One of the biggest truths you will find out when you get sober is who are really your friends and who are your drinking buddies. For years you were an active alcoholic, surrounding yourself with people who share the same interests as you without judgement, drinking on a regular basis just as you once did. When you finally get sober you may begin to feel lonely, as if you have become alienated. It may bother you at first but you will begin to know the difference between who are your real friends and who are your drinking buddies.
The Dangers of a Drinking Buddy
A drinking buddy can be dangerous for you when newly sober. Typically, you will only relate to this individual in regards to alcohol. The may try to coerce you to do things that will put your sobriety at risk. They may encourage you to have a beer, telling you that ‘one won’t hurt’, ‘you can drink in moderation’ or tell you things like ‘your not an alcoholic, you have your life together’. You know that in the past you never stopped at just one beer but their argument could persuade you into trying. Typically they do not realize the dangers of what they are saying to you, they are under the impression that the treatment you have undergone and your new found sobriety has fixed you and you can become a social drinker again. For some, their drinking problem may be more clear to them now that you are newly sober and they aren’t ready to be sober themselves, causing them to project their fears onto you.
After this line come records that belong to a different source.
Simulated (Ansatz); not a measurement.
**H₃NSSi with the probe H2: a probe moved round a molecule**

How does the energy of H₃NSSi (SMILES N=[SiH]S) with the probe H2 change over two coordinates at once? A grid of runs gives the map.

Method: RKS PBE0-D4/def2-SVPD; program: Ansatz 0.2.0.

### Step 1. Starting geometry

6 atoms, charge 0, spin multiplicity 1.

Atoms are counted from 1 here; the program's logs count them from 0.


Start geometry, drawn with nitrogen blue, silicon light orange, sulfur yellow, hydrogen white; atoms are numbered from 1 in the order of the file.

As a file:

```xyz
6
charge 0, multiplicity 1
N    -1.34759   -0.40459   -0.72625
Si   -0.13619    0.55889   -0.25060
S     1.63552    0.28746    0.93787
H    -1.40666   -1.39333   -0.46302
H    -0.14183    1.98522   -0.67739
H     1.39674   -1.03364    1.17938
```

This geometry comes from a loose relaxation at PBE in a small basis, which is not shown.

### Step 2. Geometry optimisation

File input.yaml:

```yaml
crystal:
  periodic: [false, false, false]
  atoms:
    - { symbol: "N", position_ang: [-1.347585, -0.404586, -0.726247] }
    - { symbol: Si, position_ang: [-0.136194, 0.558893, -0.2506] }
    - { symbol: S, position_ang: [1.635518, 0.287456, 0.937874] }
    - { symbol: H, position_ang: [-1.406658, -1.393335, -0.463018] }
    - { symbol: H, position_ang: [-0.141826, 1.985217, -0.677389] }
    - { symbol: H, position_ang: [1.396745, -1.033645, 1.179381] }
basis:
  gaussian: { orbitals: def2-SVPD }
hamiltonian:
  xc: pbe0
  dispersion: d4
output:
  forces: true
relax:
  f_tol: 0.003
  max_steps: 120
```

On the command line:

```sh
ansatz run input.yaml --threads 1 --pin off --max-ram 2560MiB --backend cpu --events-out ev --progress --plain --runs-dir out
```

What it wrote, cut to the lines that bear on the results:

The Blessing of True Friends
When newly sober you will quickly find out who your true friends are. These are the people in your life who are excited about your sobriety and will do anything they can to help you maintain it, they just want to support you in your recovery. Part of the reason you wanted to stop drinking is to become a happier and healthier person, this will help to make you a better friends and strengthen those friendships that you truly value. Your friends will support you as best as they can, unless they too have first hand experience with addiction and alcoholism they may only be able to offer you verbal support. Just knowing that your have friends who truly care about your recovery is huge when newly sober.
Making Friends in Recovery
You will go to meetings on a regular basis, opening up to a recovery community filled with people of all walks of life that will support you in your recovery. Here you will develop friendships with people who understand all that you are going through. They will give you the added support you need each day, they will understand what you are going through as they once did themselves. You will bond with them, creating long lasting friendships that will promote your sobriety in your day to day life.